The Mudcat Café TM
Thread #121006   Message #2639743
Posted By: Joe Offer
24-May-09 - 03:45 AM
Thread Name: BS: Child abuse in Ireland
Subject: RE: BS: Child abuse in Ireland
Ah, it's interesting. Here, I'm accused of "looking the other way" and yet many people (mostly conservative lay people) within the Catholic Church condemn me because I question what goes on, and don't give respect to anyone in the church unless they deserve it. I remember one guy who read me the Riot Act because I dared to criticize John Paul II for his writing style (actually, I'm far more critical of JPII than that). I've been called a "cafeteria Catholic" because I don't take everything hook, line, and sinker. Still, most of my experience in the Catholic Church has been very positive.

But with eight years of seminary training and forty years of work in the Catholic Church as a volunteer, I know what's going on - and yes, I am very critical of problems within the Catholic Church, and I've spent a lot of time studying those problems and working to resolve some of them. There's an American Website called http://bishopaccountability.org/ that has a database of priests and other church employees who have been accused of child molestation. I went to school with several of those accused in Milwaukee. Some were "strange" when they were in school, and some were not. I don't know that I would have predicted that any of them would be child molesters, although I knew a few of them very well. I'm not sure anybody can predict who will commit crimes against children, and who will not.

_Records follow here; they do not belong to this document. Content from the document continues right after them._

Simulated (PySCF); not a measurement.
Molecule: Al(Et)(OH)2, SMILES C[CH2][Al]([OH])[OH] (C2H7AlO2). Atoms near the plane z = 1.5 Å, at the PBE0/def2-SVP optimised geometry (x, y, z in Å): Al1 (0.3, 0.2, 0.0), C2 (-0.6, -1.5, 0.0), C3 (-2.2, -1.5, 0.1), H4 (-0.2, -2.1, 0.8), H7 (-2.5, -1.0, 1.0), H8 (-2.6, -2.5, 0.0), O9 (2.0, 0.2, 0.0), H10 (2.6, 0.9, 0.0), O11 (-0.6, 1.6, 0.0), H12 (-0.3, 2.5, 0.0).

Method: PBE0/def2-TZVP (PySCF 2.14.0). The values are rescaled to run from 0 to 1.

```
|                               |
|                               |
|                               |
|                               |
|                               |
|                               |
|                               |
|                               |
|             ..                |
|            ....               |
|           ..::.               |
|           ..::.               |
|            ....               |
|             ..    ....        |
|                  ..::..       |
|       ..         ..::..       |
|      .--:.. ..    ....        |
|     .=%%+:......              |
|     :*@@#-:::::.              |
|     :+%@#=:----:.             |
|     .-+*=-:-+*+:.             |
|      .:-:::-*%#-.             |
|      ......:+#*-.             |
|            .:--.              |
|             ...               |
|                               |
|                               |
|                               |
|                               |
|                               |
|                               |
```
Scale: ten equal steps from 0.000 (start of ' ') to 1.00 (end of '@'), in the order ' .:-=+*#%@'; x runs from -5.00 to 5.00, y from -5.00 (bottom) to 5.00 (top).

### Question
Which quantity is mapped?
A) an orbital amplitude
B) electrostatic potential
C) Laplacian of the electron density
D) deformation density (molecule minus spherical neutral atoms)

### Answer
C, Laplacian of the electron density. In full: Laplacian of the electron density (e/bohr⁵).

My experience of the Catholic Church in Ireland is limited, although I know dozens of Irish-born priests and nuns who work in the U.S., and I spent two weeks in Ireland and went to Mass in a different church every day that I was there. It was my responsibility to deal with the personnel in each church to make arrangements for our chaplain to celebrate Mass, so I did have significant contact with Catholic Church personnel there. My impression of the Catholic Church in Ireland was generally negative. It seemed rigid and dead, and obsequious to the clergy. I saw little of the joy and vigor and social justice concern that I've experienced in many (not all) Catholic parishes in the U.S. And I have to say that I support Barry's view - in his part of the United States (New England), the Catholic Church seems almost as repressive as it seems in Ireland. Interestingly, the Irish-born priests and nuns I know are generally a good bunch of people who do a lot of good.

Despite Fionn's claims, I'm not glib about the situation of the church-run government schools in Ireland, and I certainly don't look the other way. I've read a fair amount about the subject.

I didn't read the entire report, but I found the executive summary to be very worthwhile reading. I found the "recommendations" section to be excellent, particularly this:



The entire list of recommendations is excellent. I recommend that you read them and learn from them.

So, my point in all this is that it does little good to seek revenge or condemnation for something that happened thirty or forty years ago (I gather from the report that most of this ended in the 1960's). The best thing we can do with this systemic atrocity is to learn from it. Some of you won't like hearing this, but it was not only the Catholic Church that is to blame for this - it is all of Irish society. The stories of these institutions have been part of Irish literature for a century, so all of this must have been common knowledge - and people accepted it as "just the way it is."

I think every nation and every society is guilty of at least one systemic atrocity. In the United States, it was slavery and racism and the extermination of Native Americans. Great Britain has much to answer for its history of imperialism. Germany's atrocities are well-known. And yes, the Catholic Church IS guilty of this atrocity in Ireland, of the Spanish Inquisition, and many others.

Yes, it is very important for the current citizens or members of any nation or society to acknowledge and take responsibility for these systemic atrocities that are part of their history - and to learn from them. Unfortunately, we don't want to do that. We feel much more comfortable passing the blame on to somebody else and holding ourselves blameless. I guess that's human nature.


And in this thread, I hear lots of blame, and very little learning or desire for healing. Blame is futile - we need to move forward and realize that it is our responsibility to ensure that such atrocities do not happen again.

And Goatfell, I think you make a good point. Too often, it's easy for us to say we're not capable of abuse or other atrocities - but we all are. It happened in Ireland, and England, and Germany, and the United States - and people said, "That's the way it is." We won't solve any problems until we acknowledge that we all are responsible.